On appeal from the Superior Court of New Jersey, Chancery Division, Family Part, Mercer County, Docket No. FD-11-414-00.
Before Judges Stern, Collester and Fall.
The opinion of the court was delivered by: Fall, J.A.D.
NOT FOR PUBLICATION WITHOUT THE APPROVAL OF THE APPELLATE DIVISION
Argued: December 12, 2000
The primary issue in this appeal is whether the facts contained in this record support a finding of in personam jurisdiction of the Family Part over the California-resident father in an action by the New Jersey-resident custodial mother seeking the allocation of the college costs of the parties' unemancipated daughter. Because the parties were divorced in California, child support was established in California and subsequently modified through interstate proceedings in California, and the father has insufficient minimum contacts with this State, we conclude the Family Part lacks personal jurisdiction over the father and cannot entertain an action seeking to impose an obligation upon him for the college costs of the child.

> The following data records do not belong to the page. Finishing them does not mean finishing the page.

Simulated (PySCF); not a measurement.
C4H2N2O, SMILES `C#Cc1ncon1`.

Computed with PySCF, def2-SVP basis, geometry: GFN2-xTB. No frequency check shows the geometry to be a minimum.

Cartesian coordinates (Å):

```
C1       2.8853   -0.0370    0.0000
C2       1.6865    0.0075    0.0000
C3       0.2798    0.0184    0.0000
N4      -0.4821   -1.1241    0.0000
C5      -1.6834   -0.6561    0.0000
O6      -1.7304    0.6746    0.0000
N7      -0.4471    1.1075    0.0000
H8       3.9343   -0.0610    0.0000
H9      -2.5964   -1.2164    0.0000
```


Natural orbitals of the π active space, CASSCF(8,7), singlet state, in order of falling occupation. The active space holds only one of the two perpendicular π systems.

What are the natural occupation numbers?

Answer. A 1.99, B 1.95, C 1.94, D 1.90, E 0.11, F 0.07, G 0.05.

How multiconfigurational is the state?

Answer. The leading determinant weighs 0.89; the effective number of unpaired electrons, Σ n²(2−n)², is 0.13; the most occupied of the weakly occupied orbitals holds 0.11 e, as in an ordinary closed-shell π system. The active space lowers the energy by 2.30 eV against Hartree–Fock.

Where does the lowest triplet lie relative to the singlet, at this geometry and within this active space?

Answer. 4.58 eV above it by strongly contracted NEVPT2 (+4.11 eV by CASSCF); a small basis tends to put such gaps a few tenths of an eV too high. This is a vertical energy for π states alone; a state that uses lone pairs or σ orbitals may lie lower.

Defendant, Gregory K. Sharp, appeals from entry of an order on November 5, 1999, denying his motion for dismissal. Defendant had moved to dismiss, on jurisdictional grounds, the application of plaintiff, Abbey L. Sharp, that sought an order compelling defendant to contribute to the college costs of the parties' unemancipated daughter, Jennie Suzanne Sharp.
The parties were married in California on August 18, 1973, separated in September 1981, and were divorced in the State of California by judgment of the Superior Court of California, San Bernardino County, on or about February 25, 1982. One child was born of the marriage, Jennie Suzanne Sharp, on March 15, 1980. The California judgment of divorce incorporated the parties' marital settlement agreement, which vested custody of Jennie with plaintiff and required defendant to pay plaintiff the sum of $50 per month in child support, "continuing until the child reaches her majority, marries, dies, becomes self-supporting, or further order of the Court, whichever first occurs." The judgment and agreement are silent on the issue of responsibility for the future college costs of the child. In June 1983, plaintiff and Jennie moved to New Jersey, where they have since lived. Defendant remains a resident of California.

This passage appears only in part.